Daw Aung Sun Suu Kyi: Myanmar’s Saviour?

Myanmar’s future is at the crossroads: peaceful transition to democratic governance or autocratic rule of the military oligarchy. Suu Kyi holds the answer.

Aung Sun Suu Kyi
Photo of Aung Sun Suu Kyi courtesy:

(PENANG,Malaysia) - Undeniably the most talked about figure in contemporary Southeast Asia, Daw Aung Sun Suu Kyi, the Nobel Peace laureate continued her steadfast non-violent opposition to the military junta government of Myanmar (the former Burma).

Recent developments in Myanmar of the repressive clamp down by the military authorities of demonstrators led by saffron-robed Buddhist monks and massive arrests throughout the country turned the focus on this slim, mild mannered and soft spoken lady of steel.

Myanmar’s future is at the crossroads: peaceful transition to democratic governance or autocratic rule of the military oligarchy. Suu Kyi holds the answer.

Suu Kyi's father, Aung San, as a
young officer. Courtesy:

Her pedigreed name after her father, the martyred acclaimed national hero of then Burma, Aung Sun (1915-47), made Suu Kyi a revered figure upon her return to her motherland in 1988 following many years abroad. Born on June 19th 1945, Suu Kyi left her beloved homeland whilst in her teens to accompany her mother who was then Burma’s ambassador to India. She left New Delhi for England where she studied at Oxford University.

After her studies she spent a working sojourn at the United Nations in New York. In 1972 she married the Oxford scholar Michael Aris and was blessed with two sons. Four years prior to her return to Myanmar, she published a biography of her father simply titled Aung San (University of Queensland Press, 1984).

Strongman General Ne Win (1911-2002), who seized power in 1962 from civilian Prime Minister U Nu (1907-95), established a military-dominated regime that sought to develop the country through Burmese-style socialism.

More than a quarter of a century later it was apparent that the general had failed in his socialist revolution when the country was plunged into economic disaster and social disorder. Street demonstrations and strikes broke out in 1988 that finally forced General Ne Win to step down. A string of generals assumed power and dutifully suppressed all opposition and dissent from the populace.

Against this background of clashes between the people and the generals, Suu Kyi returned to Yangon (formerly Rangoon) to attend to her ailing mother. She was drawn into the people’s struggle and became one of the founding members and secretary general of the National League for Democracy (NLD).

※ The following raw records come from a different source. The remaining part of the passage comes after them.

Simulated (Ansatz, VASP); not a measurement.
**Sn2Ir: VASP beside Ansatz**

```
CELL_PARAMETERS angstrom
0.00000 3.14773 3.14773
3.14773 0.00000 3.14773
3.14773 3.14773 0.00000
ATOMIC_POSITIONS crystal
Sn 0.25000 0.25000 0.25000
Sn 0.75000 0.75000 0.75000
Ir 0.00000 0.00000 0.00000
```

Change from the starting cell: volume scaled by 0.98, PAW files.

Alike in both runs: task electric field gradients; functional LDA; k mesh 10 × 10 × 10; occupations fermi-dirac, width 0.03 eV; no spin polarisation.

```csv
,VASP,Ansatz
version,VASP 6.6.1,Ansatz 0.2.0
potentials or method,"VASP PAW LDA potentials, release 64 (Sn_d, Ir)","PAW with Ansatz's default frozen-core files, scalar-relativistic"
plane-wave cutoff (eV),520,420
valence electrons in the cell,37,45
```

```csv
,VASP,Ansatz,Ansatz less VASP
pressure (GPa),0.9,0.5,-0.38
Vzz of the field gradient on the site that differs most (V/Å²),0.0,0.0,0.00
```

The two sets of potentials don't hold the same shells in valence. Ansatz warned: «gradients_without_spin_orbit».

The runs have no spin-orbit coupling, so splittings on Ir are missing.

Pro-democracy leader Aung San Suu Kyi, under house arrest

The promised elections of 1990 witnessed the NLD sweeping a majority of the votes. The military authorities intervened and forbade the NLD to establish a government. Although denied a candidacy in the elections owing to her non-resident status and her marriage to a foreigner, Suu Kyi was speedily transformed into the leader and iconic symbol of the pro-democratic elements from within the NLD and from without.

Despite her perennial house arrest at her Yangon residence that attracted hundreds of thousands of supporters at its gates, Suu Kyi’s influence amongst her countrymen was never dissipated. Her determined advocacy of non-violent opposition and persistent struggle against the military junta earned her the respect of world leaders and the international community.

Admiration and recognition of her protracted struggle to re-establish democratic governance to her long suffering people and country was translated into her being a recipient of the Nobel Peace Prize in 1991.

The fact that the so-called ‘saffron revolution’ was set in motion – anti-government demonstrations led by Buddhist monks – showed the populace is grasping at the last straws in protesting the repressive military regime. The saffron revolution might be the last bastion of non-violent opposition. It apparently has failed.

The world awaits Daw Aung Sun Suu Kyi’s chess game with General Than Swe, head of the military junta and his colleagues. Both sides are talking tough, undoubtedly for public consumption to appear to be dealing with strength. Politicians are dime a dozen; it is statesmen that are rare.

A compromise political solution is the answer to resolving the Myanmar situation. If Nelson Mandela and F. W. de Clarke could go beyond being politicians and what a wonderful scenario the world had witnessed in post-apartheid South Africa, it is now Suu Kyi’s and Than Swe’s turn to show the nationalist in them and for the ultimate sake of their motherland to take the decisive step. A Malay saying goes: ‘It takes two hands to clap’, are we hearing the sound of clapping?

We sincerely hope and pray …


OOI Keat Gin is an associate professor and coordinator of the Asia-Pacific Research Unit (APRU) in the School of Humanities, Universiti Sains Malaysia, Penang, Malaysia.

He has written a number of important books that are available on the Internet, including Southeast Asia: "A Historical Encyclopedia, From Angkor Wat to East Timor", "From Colonial Outpost to Cosmopolitan Centre: The Growth and Development of George Town, Penang, from late 18th century to late 20th century", "Rising Sun Over Borneo: The Japanese Occupation of Sarawak, 1941-1945", "Japanese Empire in the Tropics: Selected Reports and Documents of the Japanese Period in Sarawak, Northwest Borneo, 1941-1945" and Of Free Trade and Native Interests: The Brookes and the Economic Development of Sarawak, 1841-1941.

The staff of is very thrilled that Professor OOI Keat Gin is taking time out of his busy schedule in Malaysia to write articles for our Internet publication. He understands that Americans are watching events in Myanmar develop from afar, that they are very curious. It is his hope and ours that our visitors will gain a more direct understanding of these world events from a person whose life is dedicated to the development of peace on the Asian continent.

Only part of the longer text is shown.